Brooklyn/Springville - About 40 members of Maple Lodge No. 932, I.O.O.F., of Springville, paid a fraternal visit to Brooklyn Lodge last week, ,and the degree team of Maple Lodge conferred the 2nd degree on a candidate. A chicken pie supper was served to the visitors in Village hall by members of Sunlight Lodge. After an interesting session, refreshments were served in Odd Fellows hall by the brothers and a social good time enjoyed. Dr. Diller, Homer Young and two or three automobile enthusiasts endeavored to make the trip in one of those fine cars, of which Springville has many, but failed. They chartered a team to bring them the rest of the way, and this did not prove successful, for the horse fell down and broke the harness, etc., but by using their natural motive power the unfortunate brothers reached their destination about one hour after the rest had been served supper. Nevertheless, they were well taken care of, but Dr. Diller was so used up he was unable to respond in his usual happy form of speech.

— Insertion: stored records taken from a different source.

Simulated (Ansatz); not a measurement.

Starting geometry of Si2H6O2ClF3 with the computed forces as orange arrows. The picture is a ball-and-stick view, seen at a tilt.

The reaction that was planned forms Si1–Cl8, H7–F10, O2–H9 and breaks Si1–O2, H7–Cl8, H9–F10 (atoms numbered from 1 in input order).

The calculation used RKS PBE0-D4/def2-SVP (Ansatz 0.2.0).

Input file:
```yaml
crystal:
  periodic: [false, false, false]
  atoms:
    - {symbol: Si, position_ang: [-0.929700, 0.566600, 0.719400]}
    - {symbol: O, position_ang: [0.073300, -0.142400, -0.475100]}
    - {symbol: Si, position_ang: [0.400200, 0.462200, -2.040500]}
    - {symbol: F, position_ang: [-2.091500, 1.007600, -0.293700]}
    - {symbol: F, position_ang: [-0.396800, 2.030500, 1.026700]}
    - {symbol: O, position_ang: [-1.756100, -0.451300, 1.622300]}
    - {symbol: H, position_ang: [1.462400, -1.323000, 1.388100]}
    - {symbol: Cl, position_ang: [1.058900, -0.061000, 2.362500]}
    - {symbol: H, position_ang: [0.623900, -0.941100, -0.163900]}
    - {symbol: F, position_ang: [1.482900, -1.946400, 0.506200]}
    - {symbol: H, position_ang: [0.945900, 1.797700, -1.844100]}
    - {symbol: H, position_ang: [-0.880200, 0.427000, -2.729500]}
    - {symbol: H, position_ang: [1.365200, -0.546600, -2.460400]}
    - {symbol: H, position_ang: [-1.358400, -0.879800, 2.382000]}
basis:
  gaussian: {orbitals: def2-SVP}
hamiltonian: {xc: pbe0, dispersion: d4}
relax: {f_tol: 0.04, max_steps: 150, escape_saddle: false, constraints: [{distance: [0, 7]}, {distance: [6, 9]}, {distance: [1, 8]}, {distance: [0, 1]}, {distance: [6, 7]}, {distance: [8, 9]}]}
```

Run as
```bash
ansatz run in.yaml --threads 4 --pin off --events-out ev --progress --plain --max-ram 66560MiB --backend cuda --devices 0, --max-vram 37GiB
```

Herrick Center - Misses Alice and Martha McPherson and Lillian Breese have taken rooms in the Tingley tenant house in order that they may attend school more easily.


Harford - Dec. 16 being Hollis Bailey’s 61st birthday, Mrs. Bailey decided to give him a surprise party, so she invited a few friends and neighbors to spend the day at her home. It was a complete surprise to Mr. Bailey. A splendid dinner was served. The table was loaded with fruits of all kinds, with a large fruit basket in the center. Oysters, turkey, salmon, roasted rabbit, ice cream and cake were served, besides a number of other good things. After dinner, Mr. Bailey took the men into the parlor for a smoke and the ladies enjoyed themselves in different ways. A very nice chair was presented to Mr. Bailey as a memento of the occasion. There was singing, with music on the organ and piano, and all departed for their homes wishing Mr. and Mrs. Bailey a good many more birthdays and lots of happiness.


Lanesboro - Sunday morning, shortly before 4 o’clock, fire broke out in the upper store of Buckley Bros and before the flames could be subdued the building was a complete wreck. The store was filled with an extra large stock preparatory for the holiday trade and was not insured for hardly ½ its value. There appears to be some mystery as to the manner in which the fire started and it looks clearly like a case of incendiarism. It appears the fire started on the front corner of the building and under the porch. The Lanesboro fire department responded and in less than half an hour were on the scene. There is a story going the rounds that may be worth investigating and that is that two of the men who were arrested and sent to jail last spring were seen hanging around the depot and other places in the vicinity of the store and the talk is that firebug work might have been theirs in revenge for being sent to jail. It also might have been the work of the burglars as a box of oranges was found not far from the store. Buckley Bros. could not identify the oranges although they said they might be some of the new lot that had never been unpacked. The building, one of the old landmarks, having been built in 1846 by a man named Tremain, had been used for mercantile purposes ever since that time.


Royal, Clifford Twp. - Mrs. Grace Severance, postmistress, died late Friday night after a brief illness. The funeral was held Tuesday afternoon. She was the widow of Postmaster Arthur C. Severance, who was killed by an engine crashing into his automobile while crossing the railroad tracks in Scranton, on the night of May 26 last.


Montrose - Information is always valuable, for which reason we desire to mention an industry here which, possibly, is known to only a few. It is the cutglass works of L.P. Mahon, in the Post building, back of Mrs. James’ millinery store. Mr. Mahon is an expert, and like all experts has made of his profession an art. Beautiful pieces, cut from the latest designs known to this art, line his shelves and orders are filled with promptitude and excellency.


Hopbottom - A short vacation on the cut--off has given us a cessation of the constant racket from blasting, which keeps sensitive people in a state of nervous tension, although thus far a few broken windows is about the only damage done.


Highlands, New Milford Twp. - Our school teacher, Miss Carrie Sandell, had a Christmas tree and exercises on Saturday evening at the schoolhouse.


Gibson - Curtis Howell and Mrs. Sabra Carpenter, both 93 years of age, are the oldest residents of Gibson.


Brushville - Christmas exercises will be held at the church Christmas Eve. ALSO Strawberry blossoms were picked in good condition on Dec. 15.


Choconut Valley - The Choconut Valley creamery closed on Monday, Dec. 16th. James Sweeney, who has been running the creamery the past year, has gone to his home in Silver Lake.


North Bridgewater - Veterinary E.A. Hollister met with a severe accident, which might have been fatal, while treating a horse on the Stone farm, at Fairdale, last Saturday. He was hit by the animal, cutting his head and face and loosened five teeth.


Auburn 4 Corners - M.L. Lake shipped several tons of poultry down the valley last week.